The latest ranking of the world's fastest supercomputers names Titan, a new U.S. Energy Department supercomputer, the most powerful in the world.
The new "TOP500" list of the world's fastest supercomputers released November 12 named Titan, a new supercomputer at the U.S. Energy Department's Oak Ridge National Laboratory in Oak Ridge, Tennessee, the most powerful in the world.
Ten times more powerful than its predecessor, the Jaguar system, Titan will provide unprecedented computing power to accelerate scientific discoveries using technologies first developed for video game systems, the Energy Department said.
Scientists will use Titan's computing power for a wide range of research, including developing the next generation of materials used in manufacturing; for nuclear research to model the behavior of neutrons in nuclear power reactors; to model the combustion of fuels in internal combustion engines to improve engines for cars and trucks; and to simulate the atmosphere at new levels to help researchers better understand future air quality.
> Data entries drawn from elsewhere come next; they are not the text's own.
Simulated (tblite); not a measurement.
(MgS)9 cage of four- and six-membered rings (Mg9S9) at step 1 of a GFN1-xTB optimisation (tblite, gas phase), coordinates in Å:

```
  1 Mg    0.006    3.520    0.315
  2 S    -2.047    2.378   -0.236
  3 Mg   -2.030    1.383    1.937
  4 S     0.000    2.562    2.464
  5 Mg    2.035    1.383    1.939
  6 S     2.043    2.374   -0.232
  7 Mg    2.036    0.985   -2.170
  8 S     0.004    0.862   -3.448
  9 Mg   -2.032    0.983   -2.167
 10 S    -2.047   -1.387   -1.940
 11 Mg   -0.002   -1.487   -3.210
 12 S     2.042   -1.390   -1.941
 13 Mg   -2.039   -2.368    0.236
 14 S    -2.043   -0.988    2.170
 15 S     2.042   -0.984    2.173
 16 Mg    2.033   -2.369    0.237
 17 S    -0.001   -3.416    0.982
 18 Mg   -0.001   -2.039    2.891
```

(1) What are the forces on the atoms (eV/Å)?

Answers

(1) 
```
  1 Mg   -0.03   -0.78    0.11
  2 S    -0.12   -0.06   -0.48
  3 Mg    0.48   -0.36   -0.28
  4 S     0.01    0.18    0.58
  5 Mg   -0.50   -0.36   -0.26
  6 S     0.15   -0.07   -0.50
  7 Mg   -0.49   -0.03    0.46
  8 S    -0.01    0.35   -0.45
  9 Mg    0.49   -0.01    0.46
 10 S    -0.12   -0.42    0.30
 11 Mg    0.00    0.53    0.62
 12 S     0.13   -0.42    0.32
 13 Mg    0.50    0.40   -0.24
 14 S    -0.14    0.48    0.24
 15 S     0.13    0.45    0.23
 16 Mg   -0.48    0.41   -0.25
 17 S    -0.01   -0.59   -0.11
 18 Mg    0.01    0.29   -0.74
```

Titan uses a combination of traditional central processing units (CPUs) and a family of processors called graphic processing units (GPUs) that were first created for computer gaming and have a unique capacity to perform the same operation simultaneously on multiple pieces of data, the Energy Department said.
Sixty-one science and engineering projects involving U.S. and international investigators were recently selected for access to 1.84 billion core processing hours on Titan and 2.83 billion hours on other Energy Department supercomputers.